Levin has denied the allegations, said Jesse Derris, a spokesman. The hedge fund manager by contrast was a whistleblower, contacting the U.S. Attorney’s office on Nov. 1 to report “irregularities” after Rothstein failed to make a payment, he said.
Banyon’s goal was to buy from Rothstein “discount settlements and related periodic revenue stream from individual plaintiffs who have settled their labor and employment related lawsuits or claims and who would otherwise receive their settlement amounts over a period of time,” the complaint said.
The complaint cited an offering document for the Banyon Income Fund LP, which it said was created in May 2009 to serve as a feeder fund for Rothstein.
Previous Plea
Banyon’s chief operating officer was Frank J. Preve, who pleaded guilty in 1985 to bank embezzlement, according to the complaint. Preve was sentenced to 10 years probation and a $10,000 fine for falsifying loan documents as part of a scheme that led to losses of more than $2.3 million, according to the complaint, which names him as a defendant.
Preve wasn’t immediately available for comment yesterday, said a woman who answered the phone at Preve’s home in Carol Springs, Florida. She said she was the housekeeper.

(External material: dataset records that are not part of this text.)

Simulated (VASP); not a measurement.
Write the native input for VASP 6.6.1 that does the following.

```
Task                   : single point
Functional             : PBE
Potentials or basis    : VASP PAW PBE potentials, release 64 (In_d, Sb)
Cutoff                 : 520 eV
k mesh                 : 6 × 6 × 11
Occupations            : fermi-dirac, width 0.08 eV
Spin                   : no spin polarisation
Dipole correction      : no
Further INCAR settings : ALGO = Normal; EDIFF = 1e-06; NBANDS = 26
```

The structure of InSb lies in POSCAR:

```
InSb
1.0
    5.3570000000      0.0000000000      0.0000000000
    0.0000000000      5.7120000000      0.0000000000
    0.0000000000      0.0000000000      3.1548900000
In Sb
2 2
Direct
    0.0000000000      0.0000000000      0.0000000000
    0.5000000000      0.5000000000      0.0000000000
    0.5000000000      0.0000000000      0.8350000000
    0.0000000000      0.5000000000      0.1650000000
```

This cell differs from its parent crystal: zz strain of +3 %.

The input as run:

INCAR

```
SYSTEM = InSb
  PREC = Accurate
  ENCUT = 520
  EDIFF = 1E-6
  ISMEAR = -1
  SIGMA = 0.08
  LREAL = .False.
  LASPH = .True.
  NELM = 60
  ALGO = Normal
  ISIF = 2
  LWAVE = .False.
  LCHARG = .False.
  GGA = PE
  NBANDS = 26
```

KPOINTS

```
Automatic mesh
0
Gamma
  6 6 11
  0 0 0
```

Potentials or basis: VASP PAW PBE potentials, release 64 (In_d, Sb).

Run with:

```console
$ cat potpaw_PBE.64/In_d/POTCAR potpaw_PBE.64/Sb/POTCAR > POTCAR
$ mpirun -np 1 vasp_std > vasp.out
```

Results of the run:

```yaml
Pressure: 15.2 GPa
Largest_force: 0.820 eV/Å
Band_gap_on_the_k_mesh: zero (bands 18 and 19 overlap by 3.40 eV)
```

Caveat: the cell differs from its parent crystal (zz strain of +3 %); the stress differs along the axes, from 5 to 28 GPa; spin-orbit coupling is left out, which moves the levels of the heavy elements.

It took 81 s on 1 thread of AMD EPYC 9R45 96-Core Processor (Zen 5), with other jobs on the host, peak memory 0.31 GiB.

Hedge Funds Step Up Wall St. Talent Hunt
Less than a year after the credit crisis forced the closure of some 1,000 hedge funds, these firms are back out looking for capital and hiring professionals from Wall Street firms. In addition to poaching from investment banks, the funds are bringing in professionals from endowments, foundations, and traditional asset managers, according to a recent report.
GAO Testifies on Hedge Funds
The GAO released testimony it presented before the Senate Subcommittee on Capital Markets on Hedge Funds: Overview of Regulatory Oversight, Counterparty Risks, and Investment Challenges GAO-09-677T, May 07, 2009. This testimony discusses:
(1) federal regulators’ oversight of hedge fund-related activities; (2) potential benefits, risks, and challenges pension plans face in investing in hedge funds; (3) the measures investors, creditors, and counterparties have taken to impose market discipline on hedge funds; and (4) the potential for systemic risk from hedge fund related activities. To do this work we relied upon our issued reports and updated data where possible.
Ex-Broker Who Helped Dreier in Hedge Fund Scams Is Arrested
A broker who allegedly helped disgraced attorney Marc Dreier market millions of dollars in bogus promissory notes to hedge funds was arrested Monday night.
According to a criminal complaint unsealed Tuesday in the Southern District, Kosta Kovachev posed as the comptroller of the real estate developer Solow Realty when Dreier attempted to sell a New York City hedge fund $115 million in notes that purportedly were issued by Solow.
Kovachev, 57, was charged with a single count of conspiracy to commit wire fraud in violation of 18 U.S.C. §371. He was ordered held at his initial appearance before Magistrate Judge Frank Maas late Tuesday.
Meanwhile Tuesday, a panel of the Appellate Division, 1st Department, suspended Dreier from the practice of law, effective immediately, “on the basis of uncontroverted evidence of serious professional misconduct.”
There may be more charges to come in the Dreier case, as the criminal complaint states that Kovachev joined the conspiracy with Dreier and “others known and unknown.”
In 2006 and 2007, Dreier allegedly sold to a New York City hedge fund promissory notes with a face value of $115 million purportedly issued by Solow Realty.
But in 2008, when the notes were not repaid in time, a hedge fund employee sought reassurance from Dreier and asked to meet with representatives of the developer at Solow’s offices.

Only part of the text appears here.